Today, the world is witnessing the ever growing participation of faith leaders and appearance of “scripturally contextualized” ecological writings over burning environmental issues such as soaring greenhouse gas emissions, rising global temperatures, typhoons, floods, and killing droughts. Faith leaders, unhesitatingly, are accepting the fact that establishing a just society in principle and practice, would be impossible unless vigorous public discussions, through all channels of communication, are generated regarding how “ecological justice” is valued in religious scriptures and theological formulations. The “utopia” of “just society” would also not come true, if faith-based pro-environment movements for “global action on climate change” are not promoted at national and international level.
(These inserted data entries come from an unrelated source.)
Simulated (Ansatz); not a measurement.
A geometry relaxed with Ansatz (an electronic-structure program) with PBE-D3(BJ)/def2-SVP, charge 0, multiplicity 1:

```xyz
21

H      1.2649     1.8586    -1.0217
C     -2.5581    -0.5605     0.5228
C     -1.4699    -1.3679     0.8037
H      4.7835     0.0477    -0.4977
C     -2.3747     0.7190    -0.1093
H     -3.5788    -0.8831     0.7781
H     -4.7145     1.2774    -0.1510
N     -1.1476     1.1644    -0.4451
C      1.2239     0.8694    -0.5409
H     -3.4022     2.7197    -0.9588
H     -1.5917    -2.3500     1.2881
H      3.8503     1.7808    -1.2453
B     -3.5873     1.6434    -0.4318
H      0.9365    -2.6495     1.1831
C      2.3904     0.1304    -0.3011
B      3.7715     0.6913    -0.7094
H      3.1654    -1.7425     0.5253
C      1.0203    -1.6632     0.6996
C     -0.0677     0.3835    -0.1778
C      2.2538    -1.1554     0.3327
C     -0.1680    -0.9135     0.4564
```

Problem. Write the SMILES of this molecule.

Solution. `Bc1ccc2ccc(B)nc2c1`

Since late 1960’s, Muslim scholars and environmental experts, have been adding their voice to a crescendo of religiously-inspired call for “global action on climate change”- a movement towards developing an Islamic ecotheology. Making “theological formulations” relevant to contemporary ecological issues, Muslim scholars have been engaged in different environmental projects thereby developing a sense of interconnectedness between man and his (her) surrounding ecosystem. Transforming their “less-heard” voice into a meaningful “movement”, on 17-18 August 2015, Muslim faith leaders, ecologists and politicians from more than 20 countries, gathered at a seminar in Istanbul and launched unanimously agreed-upon Islamic Declaration on Global Climate Change– a document appealing world’s 1.6 billion Muslims to take immediate, well-mechanized and relevant action against ecological disequilibrium. This declaration followed a similar intervention by the Vatican group earlier this year when Pope Francis issued his 192 page long-awaited encyclical on climate change which warns of “unprecedented destruction of ecosystems and serious consequences” if the world fails to act on the mechanics of climate change.

The discussions generated around the issue of ecological injustice and Islamic response laid the basis of Islamic ecotheology.  Now, the point of concentration is what is this Islamic ecotheology and how does it work?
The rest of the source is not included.